Defence sends Crown to the mat

Defence lawyer Mitchell Worsoff punched out Crown attorney Glen “Quicksilver” Gayle at the ballroom of the Toronto airport Holiday Inn last Saturday night.

But don’t worry, it wasn’t a courtroom dust-up gone too far. The two were going toe-to-toe in the main event of the first Boxing Counsel fundraising boxing match.

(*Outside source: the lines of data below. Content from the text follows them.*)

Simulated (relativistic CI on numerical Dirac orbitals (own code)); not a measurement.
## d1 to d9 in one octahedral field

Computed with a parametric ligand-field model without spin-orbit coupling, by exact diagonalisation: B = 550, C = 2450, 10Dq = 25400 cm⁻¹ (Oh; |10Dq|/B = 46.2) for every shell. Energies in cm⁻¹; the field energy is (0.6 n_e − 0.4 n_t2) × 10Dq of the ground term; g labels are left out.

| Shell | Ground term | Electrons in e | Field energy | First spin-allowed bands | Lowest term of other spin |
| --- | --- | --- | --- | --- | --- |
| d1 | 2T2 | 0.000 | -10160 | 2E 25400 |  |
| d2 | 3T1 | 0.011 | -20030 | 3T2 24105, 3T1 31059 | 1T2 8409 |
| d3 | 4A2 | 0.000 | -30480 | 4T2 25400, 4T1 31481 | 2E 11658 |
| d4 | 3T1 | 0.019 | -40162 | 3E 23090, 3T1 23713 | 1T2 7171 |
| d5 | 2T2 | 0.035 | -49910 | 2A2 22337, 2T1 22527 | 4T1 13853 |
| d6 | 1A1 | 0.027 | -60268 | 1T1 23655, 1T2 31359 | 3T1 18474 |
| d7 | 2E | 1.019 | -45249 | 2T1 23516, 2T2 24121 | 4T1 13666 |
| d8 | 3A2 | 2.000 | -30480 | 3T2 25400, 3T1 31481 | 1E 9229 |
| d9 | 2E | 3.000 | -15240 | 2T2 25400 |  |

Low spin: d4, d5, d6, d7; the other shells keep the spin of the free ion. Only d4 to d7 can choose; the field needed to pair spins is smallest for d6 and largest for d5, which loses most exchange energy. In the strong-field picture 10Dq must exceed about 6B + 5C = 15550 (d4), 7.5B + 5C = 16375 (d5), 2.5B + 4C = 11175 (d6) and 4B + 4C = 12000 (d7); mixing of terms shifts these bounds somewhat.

The event, billed as Justice By The Pound, attracted more than 400 spectators from the legal and boxing worlds and raised a few thousand dollars for the Elizabeth Fry Society. The evening consisted of four boxing matches with three of the three-round fights featuring lawyers fighting each other in the squared circle. All fights were sanctioned by the Ontario Boxing Association (OBA – not to be confused with the Ontario Bar Association) and were officiated under its auspices by certified judges and a referee.

In the first bout, Kosta Stratos squared off against Ben “The Boss” Moss. Stratos scored a TKO in the second round leaving The Boss a bit shaken.
But the tattooed Moss, a sole practitioner who admits he was motivated to get involved in the Boxing Counsel to help him quit smoking and get some regular exercise into his life, was not left unrewarded. He took home the plaque for best boxer of the night.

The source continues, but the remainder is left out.